NEW YORK--Netflix (NASDAQ: NFLX) has proven that content can be a revenue driver and has driven multichannel video programming distributors (MVPDs) and content providers alike to improve their online offerings. But the myriad technologies available and ever-changing content rights issues are slowing deployment of multiscreen services.
Panelists at a Streaming Media East session on multiscreen video agreed that the segment is a "very fragmented, very busy market for consumers," as Discovery Communications' Gabe Sauerhoff, VP of digital media distribution, put it. With online video providers adding original content to their offerings in a bid to further differentiate themselves, consumers face even more choices.
At the same time, cable, IPTV and satellite operators are struggling to meet consumer demand for content that conflicts with their traditionally longer development cycles.
"Video on demand has been around many years at this point, and we're just getting to where there's a scalable way to monetize that platform," Sauerhoff said.
David Ludder, VP of technology for iN DEMAND, agreed, noting that "dynamic ad insertion has been really tough to get going."

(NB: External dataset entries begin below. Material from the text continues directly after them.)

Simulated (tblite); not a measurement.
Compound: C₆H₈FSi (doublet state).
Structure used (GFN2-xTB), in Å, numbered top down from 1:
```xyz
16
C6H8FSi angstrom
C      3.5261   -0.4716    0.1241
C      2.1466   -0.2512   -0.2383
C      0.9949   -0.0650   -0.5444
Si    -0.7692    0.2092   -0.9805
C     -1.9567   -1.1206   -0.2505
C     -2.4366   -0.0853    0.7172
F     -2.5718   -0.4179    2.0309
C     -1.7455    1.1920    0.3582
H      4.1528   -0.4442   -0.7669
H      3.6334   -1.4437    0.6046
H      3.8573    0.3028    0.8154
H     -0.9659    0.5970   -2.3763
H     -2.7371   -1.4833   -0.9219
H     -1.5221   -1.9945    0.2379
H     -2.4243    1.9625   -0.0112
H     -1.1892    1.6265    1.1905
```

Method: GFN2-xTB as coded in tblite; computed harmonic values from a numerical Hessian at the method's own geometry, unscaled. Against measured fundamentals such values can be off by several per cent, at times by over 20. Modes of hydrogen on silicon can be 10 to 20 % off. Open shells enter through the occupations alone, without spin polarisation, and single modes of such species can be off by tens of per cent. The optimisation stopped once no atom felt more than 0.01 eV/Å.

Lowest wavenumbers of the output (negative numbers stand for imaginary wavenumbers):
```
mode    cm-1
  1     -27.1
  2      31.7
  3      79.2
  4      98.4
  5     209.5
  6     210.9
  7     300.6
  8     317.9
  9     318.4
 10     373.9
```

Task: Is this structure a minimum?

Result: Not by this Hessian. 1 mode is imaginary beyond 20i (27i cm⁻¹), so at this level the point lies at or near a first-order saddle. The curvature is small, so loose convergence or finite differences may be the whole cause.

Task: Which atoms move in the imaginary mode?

Comcast only just announced a deal with Turner that would see dynamic ads inserted into the VOD content it has licensed to Comcast, and the cable operator started exploring ways to accomplish this feat several months ago.
Inserting dynamic ads into streaming video is less of a challenge than it is for set-top-based VOD delivery.
"On devices that hurdle is a lot lower," Ludder said. "For the Web we can get that done quicker than for on demand. Plus product tie-ins, shopping, things you wouldn't have thought about doing on set-top boxes or on demand."
But making sure that Web-based multiscreen experience fits within a provider's existing video service, marketing and branding structure can be a challenge.
Tricia Lynch, Verizon (NYSE: VZ) director of content strategy and acquisition, said that FiOS' move to second screen could have gone more smoothly. "We've taken several overlapping approaches to multiscreen," she told the audience, citing its growth from Flex View, to its transactional sale and rental service, to Verizon TV Everywhere, to last year's release of the FiOS Mobile app.
"The difference is we focus on live or on demand stuff on different platforms. From a consumer standpoint, we should not have pointed out all these differences. We should have just said we're bringing you … (something like) 'FiOS Everywhere,'" she said, adding that Verizon should have dealt with many of the rights issues plaguing the multiscreen segment and firmed up its technology.
Lynch has worked at Verizon for a decade and said she was stunned at how long it has taken for a more unified on-demand experience, both linear and digital, to be made available.
"We're in year three or four of a 10-year plan. My goal is everything everywhere, but I've got to convince all these guys at the same time. And they're (trying) to make sure they don't do anything that damages the business," she said.
Meantime, online video technology is marching forward, creating pressure on legacy providers. "My concern is whether the appetite in the market will keep up with the technology of set-top box-based video on demand," said A&E Networks' Richard Shirley, VP of distribution business development and product operations. "…I can spend a lot of time figuring out addressability and functionality (in VOD), but am I missing out on an opportunity of scale?"